Unfortunately, the greatest discovery was made by Conway and the company, as they picked up the debut and found that Harlan Ellison's story "Neon" had been printed with the final pages reversed! The notoriously cantankerous Ellison sent a typically puckish letter that was equal parts good humor and pique, and Conway made amends by re-publishing the story in the second issue, pages in the correct order, and sporting a stunning illustration from legendary artist Kelly Freas. However, many observers - myself included - believed that the story was actually improved with the error. It was later to be collected in Ellison's landmark Deathbird Stories.
Three months later came the second issue, with Freas gracing the cover with a va-va-voom approach that surely had to goose sales - as well as create some negotiations for young fans who had to ask parents for shekels to buy something that was conspicuously not the next issue of The Invincible
But then something happened. Before the official sales figures could come in from the first two issues, Marvel relied on anecdotal evidence that indicated the digests were sitting on the racks, unnoticed and unsold. A third issue was awaiting publication, and was being pre-sold in the company's other b&w titles (along with a striking Hellhound cover that would have surely garnered interest), but the powers-that-be threw in the towel, and it never saw publication. Bullpenners who remember the project recall that the eventual sales figures were not that dire, and HoH had a foundation that could have been built upon, especially given the resurgence of interest in all things horrific after the December success of The Exorcist.
About one year later, Marvel revived the title, albeit as another b&w Horror comic magazine. There are Interweb claims out there that the print stories intended for the digest magazine saw publication in this second version, but those reports are incorrect. Only "Heartstop," a story from Effinger in the new "first" issue, was clearly intended for the digest. Future issues of this version of HoH had text stories, but they were based on Marvel's Horror characters, and so were not meant for Conway's title. After only five issues under a merry-go-round of editors, the new HoH was put out of its misery. Marvel has recently revived the name as a vehicle for noted artist Richard Corben.

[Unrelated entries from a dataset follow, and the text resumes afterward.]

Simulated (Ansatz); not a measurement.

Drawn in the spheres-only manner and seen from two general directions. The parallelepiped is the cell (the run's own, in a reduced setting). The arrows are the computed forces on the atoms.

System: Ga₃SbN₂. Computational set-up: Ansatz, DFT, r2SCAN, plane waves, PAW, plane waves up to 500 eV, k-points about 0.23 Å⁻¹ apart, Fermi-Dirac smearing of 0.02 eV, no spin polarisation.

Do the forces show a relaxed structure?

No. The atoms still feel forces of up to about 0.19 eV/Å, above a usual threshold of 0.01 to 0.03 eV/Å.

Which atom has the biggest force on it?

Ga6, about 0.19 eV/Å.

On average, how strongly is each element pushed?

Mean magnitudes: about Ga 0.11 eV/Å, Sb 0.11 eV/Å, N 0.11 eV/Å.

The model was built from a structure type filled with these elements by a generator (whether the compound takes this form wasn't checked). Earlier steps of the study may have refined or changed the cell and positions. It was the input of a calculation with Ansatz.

The history of Marvel, especially during the 70s, is littered with half-hearted attempts at producing titles to appeal to Horror fans, with only Tomb of Dracula among the color books to make it to a 70th issue; most other titles are allowed to fade away after no more than a dozen issues or so. So it's not out of character for the company to be skittish about a magazine that was such a leap of faith (Conway even used the word "uneasy" in his first editorial to describe Marvel's disposition about the project). Copies of these two issues can be had for not unreasonable prices on eBay and other sources. Horror fans are advised to check them out, and wonder what might have been had Marvel shown a fraction of the bravery exhibited by their superheroes, and given The Haunt of Horror support that matched the enthusiasm of its True Believers in the Bullpen.